Thursday, February 19, 2015

Big Unstructured Data v/s Structured Relational Data



Big data has opened doors never before considered by many businesses. The idea of utilizing unstructured data for analysis has in the past been far too expensive for most companies to consider. Thanks to technologies such as Hadoop, unstructured data analysis is becoming more common in the business world.

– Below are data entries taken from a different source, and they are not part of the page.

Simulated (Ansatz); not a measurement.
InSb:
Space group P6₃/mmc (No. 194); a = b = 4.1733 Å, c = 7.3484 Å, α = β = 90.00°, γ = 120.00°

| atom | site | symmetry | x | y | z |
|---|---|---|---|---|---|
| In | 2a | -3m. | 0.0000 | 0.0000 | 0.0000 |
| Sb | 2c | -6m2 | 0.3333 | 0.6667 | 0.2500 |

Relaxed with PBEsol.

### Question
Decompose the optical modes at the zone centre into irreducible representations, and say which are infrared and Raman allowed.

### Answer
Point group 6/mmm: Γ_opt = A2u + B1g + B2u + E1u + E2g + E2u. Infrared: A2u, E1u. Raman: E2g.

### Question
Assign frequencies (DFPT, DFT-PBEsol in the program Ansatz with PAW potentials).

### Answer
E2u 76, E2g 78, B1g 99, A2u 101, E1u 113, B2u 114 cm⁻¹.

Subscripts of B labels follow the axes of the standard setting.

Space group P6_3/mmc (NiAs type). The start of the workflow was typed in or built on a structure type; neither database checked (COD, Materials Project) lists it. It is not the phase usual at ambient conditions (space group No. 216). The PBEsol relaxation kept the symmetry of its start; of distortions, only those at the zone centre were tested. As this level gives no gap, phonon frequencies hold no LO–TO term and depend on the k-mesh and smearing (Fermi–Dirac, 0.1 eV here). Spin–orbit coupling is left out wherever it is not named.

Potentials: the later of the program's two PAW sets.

Business owners may be wondering if the current use of data warehousing could give them insights as versatile as big data. To understand the current scenario and future possibilities lets starts with understanding the difference between structured and unstructured data.

Structured Data


Data that resides in a fixed field within a record or file is called structured data. This includes data contained in relational databases and spreadsheets. Although data in XML files are not fixed in location like traditional database records, they are nevertheless structured, because the data are tagged and can be accurately identified. Structured data first depends on creating a data model – a model of the types of business data that will be recorded and how they will be stored, processed and accessed. This includes defining what fields of data will be stored and how that data will be stored: data type (numeric, currency, alphabetic, name, date, address) and any restrictions on the data input. Structured data has the advantage of being easily entered, stored, queried and analyzed. 



Unstructured Data

Unstructured data refers to information that either does not have a pre-defined data model or is not organized in a pre-defined manner. This results in irregularities and ambiguities that make it difficult to understand using traditional computer programs as compared to data stored in fielded form in databases or annotated in documents. Some examples of unstructured data are photos and graphic images, videos, streaming instrument data, webpages, pdf files, PowerPoint presentations, emails, blog entries, wikis and word processing documents.

Present state of data
Today, multinational companies and large organizations have operations in places that are scattered around the world. Each place of operations may generate large amount of both structured and unstructured type of data. They need very rapid access to more insights and they cannot afford to wait—else they lose a competitive edge. For IT organizations, this means delivery of relevant, timely insights faster than ever before. Thus, data creation, storage, retrieval and analysis varies in terms of volume, variety and velocity.
Volume:
Many factors contribute to the increase in data volume. Transaction-based data stored through the years. Unstructured data streaming in from social media. Increasing amounts of sensor and machine-to-machine data being collected. In the past, excessive data volume was a storage issue. But with decreasing storage costs, organizations store any and all data that may seem relevant at the moment. For example, insurance companies may have data from thousands of local and external branches, large retail chains have data from hundreds or thousands of stores and so on. Corporate decision makers require access of information from all such sources. But it is not so simple because it is not easy to understand and use this huge volume of data.
Variety:
Today data isn't just numbers, dates, and strings. It is also geospatial data, 3D data, audio and video, and unstructured text, including log files and social media. Traditional database systems were designed to address smaller volumes of structured data, fewer updates or a predictable, consistent data structure. As applications have evolved to serve large volumes of users, and as application development practices have become agile, the traditional use of the relational database has become a liability for many companies rather than an enabling factor in their business.
Velocity: Data is streaming in at unprecedented speed and must be dealt with in a timely manner. RFID tags, sensors and smart metering are driving the need to deal with torrents of data in near-real time. Reacting quickly enough to deal with data velocity is a challenge for most organizations.

Data Warehouse


Data warehouse is defined as a subject-oriented, integrated, time-variant, and nonvolatile collection of data in support of management's decision-making process. In this definition the data is:
• Subject-oriented as the warehouse is organized around the major subjects of the enterprise (such as customers, products, and sales) rather than major application areas (such as customer invoicing, stock control, and product sales). Date warehouse is designed to support decision making rather than application oriented data.
• Integrated because of the coming together of source data from different enterprise-wide applications systems. The source data is often inconsistent using, for example, different formats. The integrated data source must be made consistent to present a unified view of the data to the users.
• Time-variant because data in the warehouse is only accurate and valid at some point in· time or over some time interval.
• Non-volatile as the data is not updated in real time but is refreshed from on a regular basis from different data sources. New data is always added as a supplement to the database, rather than a replacement. The database continually absorbs this new data, incrementally integrating it with the previous data.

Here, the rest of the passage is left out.